# Thread: Lines in a Plane

1. ## Lines in a Plane

The distance between the skew lines r=OP + t d_1 and r= OQ + s d_2 is |Proj(PQ onto n)| or |PQ . n|/|n| wherer n=d_1 x d_2.

Find the distance between the lines x=6, y=-4-t, z=t, and x = -2s, y=5, z=3+s.

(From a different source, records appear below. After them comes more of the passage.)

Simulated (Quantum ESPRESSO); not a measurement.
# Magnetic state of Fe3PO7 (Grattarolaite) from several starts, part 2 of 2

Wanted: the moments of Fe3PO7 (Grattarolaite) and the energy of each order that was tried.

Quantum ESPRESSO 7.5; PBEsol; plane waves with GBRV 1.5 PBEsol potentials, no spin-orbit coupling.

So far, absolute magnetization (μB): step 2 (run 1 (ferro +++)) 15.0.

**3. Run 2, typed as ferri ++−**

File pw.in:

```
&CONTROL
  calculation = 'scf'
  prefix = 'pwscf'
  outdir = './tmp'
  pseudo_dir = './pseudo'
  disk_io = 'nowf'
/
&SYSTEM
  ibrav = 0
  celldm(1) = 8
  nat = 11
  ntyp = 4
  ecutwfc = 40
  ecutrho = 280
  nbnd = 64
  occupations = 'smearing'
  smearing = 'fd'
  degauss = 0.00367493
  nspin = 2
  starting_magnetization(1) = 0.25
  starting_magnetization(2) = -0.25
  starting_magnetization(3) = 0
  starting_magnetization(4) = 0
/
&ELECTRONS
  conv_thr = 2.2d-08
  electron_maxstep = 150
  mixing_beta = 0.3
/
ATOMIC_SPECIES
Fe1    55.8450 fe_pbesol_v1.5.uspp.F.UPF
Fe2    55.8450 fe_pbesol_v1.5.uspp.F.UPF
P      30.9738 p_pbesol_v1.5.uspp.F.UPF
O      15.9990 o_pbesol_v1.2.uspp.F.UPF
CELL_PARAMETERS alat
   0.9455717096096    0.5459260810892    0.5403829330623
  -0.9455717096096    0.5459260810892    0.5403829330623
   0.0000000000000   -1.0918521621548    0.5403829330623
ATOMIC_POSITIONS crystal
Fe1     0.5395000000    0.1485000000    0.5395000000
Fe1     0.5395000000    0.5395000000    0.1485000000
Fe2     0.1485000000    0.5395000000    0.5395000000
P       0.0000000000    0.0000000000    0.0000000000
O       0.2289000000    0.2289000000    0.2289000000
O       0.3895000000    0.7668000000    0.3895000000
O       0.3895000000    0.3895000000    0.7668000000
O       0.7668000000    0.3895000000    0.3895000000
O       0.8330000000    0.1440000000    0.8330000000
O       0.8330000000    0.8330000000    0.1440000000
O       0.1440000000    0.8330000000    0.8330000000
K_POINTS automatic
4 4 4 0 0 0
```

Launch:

Bolded = vectors (arrow on top)

x=6
y=-4-t
z=t

therefore in parametric eqtn form
(x-6)/0
(y+4)/-1
z/1
d_1 = (0,-1,1)

x/-2
(y-5)/0
(z-3)/1
d_2=(-2,0,1)

PQ=d=(-2,1,0)

(-2,1,0) . (-1,0,-2)
-------------------
sqrt5

1/sqrt5

is this correct??
thanks!

2. Does anyone know how to do this question=?

3. ..?

4. DO NOT BUMP. It is rude.

Suppose that $\displaystyle \ell _1 + tD\;\& \;\ell _2 :q + tE$ are two skew lines.
The distance between them is given by: $\displaystyle D\left( {\ell _1 ,\ell _2 } \right) = \frac{{\left| {\overrightarrow {pq} \cdot \left( {D \times E} \right)} \right|}}{{\left\| {\left( {D \times E} \right)} \right\|}}$

5. ok, sorry about that Plato

From my work, i think it looks like I have vector PQ wrong only. Is that correct? Here let me try that again:

l1 P (6,-4,0)
l2 P(0, 5,3)
so, PQ would be
(-6,9,-3)

D=(-6,9,-3) . (-1,0,-2)
----------------------
sqrt5
=6+5
-----
sqrt5
=11/sqrt5

is this correct now? thanks for your help by the way

6. From the given: $\displaystyle \ell _1 6,-4,0) + t\left\langle {0, - 1,1} \right\rangle \;\& \;\ell _2 0,5,3) + t\left\langle { - 2,0,1} \right\rangle$.

So, $\displaystyle p = (6,-4,0)\;,\,D = \left\langle {0, - 1,1} \right\rangle \;,\,q = (0,5,3)\;\& \,E = \left\langle { - 2,0,1} \right\rangle$.

What you have above is incorrect: $\displaystyle \overrightarrow {pq} = \left\langle { - 6,9,3} \right\rangle$.

Now all you need is $\displaystyle \left( {D \times E} \right) = ?$

EDIT: Correct

7. how did you get
p(6,4,0)?

Given:
y=-4-t

(x,y,z)=(6,-4,0)+t(0,-1,1)

8. It was a typo.

9. Ok, then I get

D= (-6,9,3) . (-1,-2,-2)
----------------------
3

therefore

6 units..

(hmm :S turns out same as another q i had, i think)

10. Originally Posted by skeske1234
Ok, then I get

D= (-6,9,3) . (-1,-2,-2)
----------------------
3

therefore

6 units..
Yes that is correct.